Installing and getting started with Spark

Spark is Apache Hadoop's successor. Therefore, it would be better to install and work Spark into a Linux-based system even though you can also try on Windows and Mac OS. It is also very possible to configure your Eclipse environment to work with Spark as a Maven project on any OS and bundle your applications as a jar file with all the dependencies. Secondly, you can try running an application from the Spark shell (Scala shell to be more specific) following the same fashion as SQL or R programming:

The third way is from the command line (Windows)/Terminal (Linux/Mac OS). At first you need to write your ML application using Scala or Java and prepare the jar file with the required dependencies. Then the jar file can be submitted to a cluster to compute a Spark job.

We will show how to develop and deploy a Spark ML application in three ways. However, the very first perquisite is to prepare your Spark application development environment. You can install and configure Spark on a number of operating systems, including:

  • Windows (XP/7/8/10)
  • Mac OS X (10.4.7+)
  • Linux distribution (including Debian, Ubuntu, Fedora, RHEL, CentOS, and so on)

Note

Please check, the Spark website at https://spark.apache.org/documentation.html for the Spark version and OS related documentation. The following steps show you how to install and configure Spark on Ubuntu 14.04 (64-bit). Please note that Spark 2.0.0 runs on Java 7+, Python 2.6+/3.4+, and R 3.1+. For the Scala API, Spark 2.0.0 uses Scala 2.11. Therefore, you will need to use a compatible Scala version (2.11.x).

Step 1: Java installation

Java installation should be considered as one of the mandatory requirements in installing Spark since Java and Scala-based APIs require having a Java virtual machine installed on the system. Try the following command to verify the Java version:

$ java -version 

If Java is already installed on your system, you should see the following message:

java version "1.7.0_80"
Java(TM) SE Runtime Environment (build 1.7.0_80-b15)
Java HotSpot(TM) 64-Bit Server VM (build 24.80-b11, mixed mode)
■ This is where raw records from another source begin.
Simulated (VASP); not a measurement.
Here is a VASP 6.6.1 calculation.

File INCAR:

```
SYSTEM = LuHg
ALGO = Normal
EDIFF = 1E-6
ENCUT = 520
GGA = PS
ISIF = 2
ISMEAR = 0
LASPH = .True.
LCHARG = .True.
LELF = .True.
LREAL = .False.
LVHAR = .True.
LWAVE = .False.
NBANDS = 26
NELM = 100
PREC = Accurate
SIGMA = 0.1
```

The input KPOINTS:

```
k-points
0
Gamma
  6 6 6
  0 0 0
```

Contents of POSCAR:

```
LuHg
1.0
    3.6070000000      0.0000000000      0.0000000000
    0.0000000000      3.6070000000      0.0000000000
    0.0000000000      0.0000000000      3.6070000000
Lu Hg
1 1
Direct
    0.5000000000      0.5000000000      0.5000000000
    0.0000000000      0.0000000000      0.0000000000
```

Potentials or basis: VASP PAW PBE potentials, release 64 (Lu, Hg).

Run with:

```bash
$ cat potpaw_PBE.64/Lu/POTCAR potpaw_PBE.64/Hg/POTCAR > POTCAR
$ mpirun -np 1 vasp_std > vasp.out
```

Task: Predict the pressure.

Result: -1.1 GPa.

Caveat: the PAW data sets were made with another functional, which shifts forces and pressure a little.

In case you do not have Java installed on your system, make sure you install Java before proceeding to the next step. Please note that to avail and enjoy the lambda expression support it is recommended to install Java 8 on your system, preferably JDK and JRE both. Although for Spark 1.6.2 and prior releases Java 7 should be enough:

$ sudo apt-add-repository ppa:webupd8team/java
$ sudo apt-get update
$ sudo apt-get install oracle-java8-installer

After installing, don't forget to set JAVA_HOME. Just apply the following commands (we assume Java is installed at /usr/lib/jvm/java-8-oracle):

$ echo "export JAVA_HOME=/usr/lib/jvm/java-8-oracle" >> ~/.bashrc  
$ echo "export PATH=$PATH:$JAVA_HOME/bin" >> ~/.bashrc

You can add these environmental variables manually in the.bashrc file located in the home directory. If you cannot find the file, probably it is hidden so it needs to be explored. Just go to the view tab and enable the Show hidden file.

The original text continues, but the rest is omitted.